The story of Paul and his visit to Athens has been for a long time, a model to me of how Christians might best interact with people of different or no faith.
Athens was the intellectual center of western classical culture. While the days of the great flowering of philosophers had passed, their legacy, carried east and south from Greece by the conquering armies of Alexander the Great, had become part of the common heritage of the hellenized world. Paul was a product of that world. While he was trained as a rabbi, the way he writes and the way he constructs his arguments in his letters indicate that he was also trained in philosophy and rhetoric. He was a man of two cultures, a hellenized jew, and it is because of that comprehensiveness that he was so effective in taking the message of the Gospel to the gentile peoples.
In today's reading in Acts Paul arrives, apparently for the first time in his life, in Athens. He sees a city full of temples and graven images. Reconstructions of the city today indicate that it teemed with shrines and temples to nearly every god or demigod that the Greek armies had encountered during their campaigns. The best of Greek thought recognized that the idols were not the gods, and perhaps Paul hadn't realized how different the idealized thoughts of the philosophers were from the actual practice of people of the city.
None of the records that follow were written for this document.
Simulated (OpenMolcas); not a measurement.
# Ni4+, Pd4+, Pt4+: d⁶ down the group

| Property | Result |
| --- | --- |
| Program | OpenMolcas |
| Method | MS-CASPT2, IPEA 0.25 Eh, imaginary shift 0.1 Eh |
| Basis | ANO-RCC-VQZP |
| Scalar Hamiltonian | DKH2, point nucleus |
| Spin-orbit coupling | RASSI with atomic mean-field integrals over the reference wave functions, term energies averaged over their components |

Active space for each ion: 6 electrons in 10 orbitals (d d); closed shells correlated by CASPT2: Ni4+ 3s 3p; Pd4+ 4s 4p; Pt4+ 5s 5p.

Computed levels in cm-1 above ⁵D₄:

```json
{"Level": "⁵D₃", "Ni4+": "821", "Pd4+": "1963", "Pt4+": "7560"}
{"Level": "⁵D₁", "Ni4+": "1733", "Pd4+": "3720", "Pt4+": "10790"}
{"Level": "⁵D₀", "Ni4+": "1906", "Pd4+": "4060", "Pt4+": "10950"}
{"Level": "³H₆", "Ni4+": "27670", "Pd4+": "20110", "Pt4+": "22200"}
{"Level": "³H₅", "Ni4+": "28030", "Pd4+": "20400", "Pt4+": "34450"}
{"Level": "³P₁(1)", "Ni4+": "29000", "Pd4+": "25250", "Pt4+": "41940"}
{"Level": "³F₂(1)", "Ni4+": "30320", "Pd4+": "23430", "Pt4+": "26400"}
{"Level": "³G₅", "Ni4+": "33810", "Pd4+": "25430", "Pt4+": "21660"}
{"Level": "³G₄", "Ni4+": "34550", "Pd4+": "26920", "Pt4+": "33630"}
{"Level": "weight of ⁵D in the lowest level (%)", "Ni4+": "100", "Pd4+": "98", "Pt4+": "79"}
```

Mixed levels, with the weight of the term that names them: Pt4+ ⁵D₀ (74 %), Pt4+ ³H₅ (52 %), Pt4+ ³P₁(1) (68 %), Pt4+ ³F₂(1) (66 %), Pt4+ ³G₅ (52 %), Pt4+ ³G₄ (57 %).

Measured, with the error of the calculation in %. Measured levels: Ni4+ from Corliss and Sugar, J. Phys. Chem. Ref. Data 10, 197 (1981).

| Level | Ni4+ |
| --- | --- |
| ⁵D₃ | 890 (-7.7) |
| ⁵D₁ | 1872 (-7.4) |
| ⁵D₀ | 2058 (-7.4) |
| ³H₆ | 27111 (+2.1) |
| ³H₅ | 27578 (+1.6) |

At any rate Luke reports that Paul is distressed by what he finds and begins to argue in the synagogue against the idolatry all around. (That's an interesting choice of a place to hold forth against idols; it's the one place in all of Athens that you would expect there to be no idols.) His arguments bring out philosophers of two of the major schools of thought of the time, the Stoics and the Epicureans. They are apparently attracted to him because they were interested in any new ideas, and his teachings were certainly new to them.
Eventually Paul is brought to the Aeropagus, literally "the rock of Ares (the Greek God of War)". It was the place where legal matters were pursued, and in Paul's time probably the place where investigations into criminal matters took place. It's there that Paul makes a speech about a temple he saw in the city that was dedicated to an "unknown God". He uses the presence of that shrine as a way to introduce the people of the city to the good news that God has definitively and uniquely entered human history in the person of Jesus. The words of his argument, as Luke reports them, deal mainly with the issue of idolatry but there must have been more to the speech because it's the scoffing at reports of the resurrection of the dead that divide the crowd. Some of the people who hear Paul continue to listen to him and eventually are added to the Church. Many apparently don't and aren't.
But what I find interesting is the way that Paul chooses not to attack the Athenians, but to find things in their practice that he can use to lead them to a relationship with God. He does the opposite of the street preachers I used to encounter when I was in college, who would stand on the sidewalk near campus and shout condemnation at anyone who walked by. I never saw a single person converted that way. I did see a lot of people embarrassed by the behavior who would no longer admit to their classmates that they too were Christians. Paul doesn't shout or condemn. The word translated "repent" in the text (which is the word metanoia in Greek) might better be rendered "re-think" or "reconsider". There's no call to sit in the dust or put to ashes on their heads. Just a call to engage with these new ideas about God's nature.
When Gregory the Great sent Augustine of Canterbury to bring the Gospel to the British Isles, Augustine asked what he was to do about the existing shrines of the British people. Gregory replied "Things are not to be loved for the sake of a place, but places are to be loved for the sake of their good things." In other words, Gregory was telling Augustine to seek out the things that already existed in Britain and which pointed to the God that Augustine was proclaiming. Whatever he found that pointed to, or was adaptable to the Gospel, he should use to proclaim it.
I think sometimes we forget this principle. Which is ironic because it's part of our founding gift as the descendants of Augustine's missionary work. When we encounter people who believe differently than we do, rather than condemning them, we would do better to learn their ways, and seek the things in their lives that already point to Jesus. Such things will exist in any place. We believe Jesus is the Truth, and so where ever there is truth, we look to find the presence of Jesus. Paul did this in part in Athens, and it allowed some of the people who heard him to give him a fair hearing. Not all could hear, but some did.
How open are you to finding truth in other people? How much will you open yourself to that task when they do things that you find hard to accept or understand? People who are trying to communicate across cultural boundaries really need to acquire that gift, whether there are working in inter-religious dialogue, speaking about religion to scientists, or trying to talk about faith to a community that has lost its memory of the basic language of belief.
Where are you hearing the Truth of God in a surprising place today? How might you use that truth as a place to begin a dialogue about what you believe?